The Festival has now been and gone. I was invited to open the event with Frederick Forsyth being interviewed for the very first session. It was an honour to meet him and hear about his life and how everything began with his first novel the amazing "The Day of the Jackal". Julie and I sampled several more sessions including ones with Ben Okri (beautiful and sublime poetry and art fusion), Tom Bower (challenging views on Prince Charles), Chris Patten (elegant, funny and tragic review of politics over several decades), and Edward Stourton (enlightening insights into the BBC during WW2).
And we attended the 'Author Party' on Saturday evening and were delighted to meet some more of contributors. If I had the time, I would have sat in on all the sessions! We are so lucky to have this feast of literature once a year.
Here is the speech I gave to open up the proceedings:
I would like to welcome you all to this glorious, illustrious and thrilling Literary Festival. This festival, along with a myriad of other University and Town events, initiatives, groups and organisations, is boosting what I have come the call the Imagination Quotient - the ImQ - of our wonderful town. Today we celebrate the priceless value of imagination and ideas. As Mayor of Buckingham, I chose ambition to be the theme of my first term. In this my second term, my theme is imagination without which there can be no dreams or ambitions. As it was famously said by Einstein (and I am grateful to the High Sheriff for reminding me of this quote recently):
“Imagination is more important than knowledge. For knowledge is limited to all we now know and understand, while imagination embraces the entire world, and all there ever will be to know and understand.”
So over the course of this weekend, we honour the authors who share their imagination with us. Perhaps so that we can exercise ours and the ImQ of Buckingham goes even higher!
I will end by welcoming the great Frederick Forsyth who honours us by being our first speaker. If I may, here is one of his quotes. For me, I interpret ‘wings’ to mean ‘dreams & ambitions’:
“The thing about wings that they are yours and yours alone. You cannot inherit them from an indulgent father; you cannot buy them in Savile Row; you cannot win them in a lucky draw; you cannot marry them along with a pretty girl; you cannot steal them on a shoplifting spree. You cannot even earn them in a team event. You fight and you struggle, you study and you learn, you practice and you persevere, and finally you do it alone, high above the clouds, in a single-seater.” (from ‘The Outsider: My Life in Intrigue’ by Frederick Forsyth, of course)
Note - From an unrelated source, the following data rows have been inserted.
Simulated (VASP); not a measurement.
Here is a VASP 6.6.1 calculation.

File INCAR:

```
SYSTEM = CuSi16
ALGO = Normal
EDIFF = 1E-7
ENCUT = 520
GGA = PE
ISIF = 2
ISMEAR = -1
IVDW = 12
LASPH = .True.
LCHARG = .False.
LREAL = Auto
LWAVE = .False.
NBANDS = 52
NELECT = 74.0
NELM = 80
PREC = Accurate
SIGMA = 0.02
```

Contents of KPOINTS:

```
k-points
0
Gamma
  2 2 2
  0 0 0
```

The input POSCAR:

May we all fly in our own single-seaters, high above the clouds, over the next few days, lifted by our imagination and powered by our hopes for a world in which everyone can achieve their dreams and ambitions.Here is Frederick Forsyth being interviewed for the first session
And here is Ben Okri conducting his 'poetry choir' with nine women from the audience reading out the poem 'And still I rise' by Maya Angelou
Thank you again for invitation to open the Festival. It was an honour!
I agree it was a great event. The sessions I attended were very entertaining. Chris Patten's stories were amusing and the crime writers, Mark Billingham and Belinda Bauer so enthusiastic about their writing.